How to maximize write throughput

We’re evaluating CockRoachDb for our use case, and starting by UPSERTing all our existing data (~100M rows, 4KB each, 30 columns, primary-key+1-index) into a 71-node (i3.4xlarge 16-core 2-SSD) cluster.

SQL Byte Traffic graph says we’re dumping 150MB/sec cluster-wide, which is ok. Looking at random nodes, the CPU utilization (via “htop”) seems to float between 50% and 100%, and “iostat -dxm 2” says the 2 SSD drives are writing about 100MB/sec combined, on average (about 20% utilization fwiw).

Thinking about the 71-node cluster overall, that’s about 7100MB/sec of writes, which is a 47x write amplification. That seems high to me… can you help me understand whether I’m doing something wrong, or my mental model of how CockRoachDb works is wrong. I can understand a 3x write increase due to replication. And I can imagine the data needs to move from logs to .sst files a few times over the lifetime of a row, but I’m surprised all that adds up to 47x. Also, I’m ignoring compression, which I would think would give back a factor of 2x or so (the data is mostly English text and urls).

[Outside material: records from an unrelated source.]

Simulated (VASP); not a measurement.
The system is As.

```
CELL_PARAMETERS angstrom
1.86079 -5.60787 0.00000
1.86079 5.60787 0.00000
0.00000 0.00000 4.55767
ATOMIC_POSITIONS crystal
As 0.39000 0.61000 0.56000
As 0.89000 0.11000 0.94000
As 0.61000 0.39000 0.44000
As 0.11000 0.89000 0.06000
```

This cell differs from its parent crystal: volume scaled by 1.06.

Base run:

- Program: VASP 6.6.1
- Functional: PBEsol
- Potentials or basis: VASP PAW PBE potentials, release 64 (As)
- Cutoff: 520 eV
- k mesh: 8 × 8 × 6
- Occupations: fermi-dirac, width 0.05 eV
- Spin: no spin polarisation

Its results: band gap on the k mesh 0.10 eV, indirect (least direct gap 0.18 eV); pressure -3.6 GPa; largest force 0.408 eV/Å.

Similar question for CPU… These are 2.3GHz machines, and doing an (admittedly very crude) estimation, at 50% CPU utilization means that cluster-wide (71 nodes x 16 cores), there are about 1.3T clock cycles per second running code, or about 8700 cycles per SQL byte written, which seems a little high.

The rows being written have a pretty random distribution of primary keys (the key is a GUID effectively). If the answer is just that there is way more SSTable churn happening under this workload than I expected, would it make sense to try to group writes into batches that are likely close enough to end up in the same key range? Any other tips for getting large amounts of data into CockRoachDb as fast as possible?

Running v1.2-alpha.20171204 with default options.


Hi @dustin,

Thanks for your interest. I’m interested to hear more about your cluster sizing requirements and expected production workload as well, if you are willing to share details about that.

In general, CockroachDB does exhibit a fairly high write amplification for a few reasons. I’ll try to outline them below.

3x for a replication factor of 3.
2x for the Raft log.
2x for RocksDB’s internal write-ahead log.

That’s a 12x write amplification off the bat.

On top of that, you have RocksDB’s internal compaction, which as you mention causes SSTable churn. It’s going to be worse for this kind of workload if you’re inserting in a totally random way, like you mention. The write amplification for compaction is somewhat hard to estimate. Let’s say for your loading workload it’s 2x, since you’re causing a lot of compaction by writing in a random distribution.

Then, there’s an extra factor because of the secondary index you’re adding. For every row, Cockroach also needs to duplicate the storage of the secondary index key and the primary index key. The size of this factor depends on how big your secondary index and primary index keys are. 2x here is an overestimate but let’s just pretend its 2x for now. If you added storing columns on that secondary index then perhaps this is accurate after all.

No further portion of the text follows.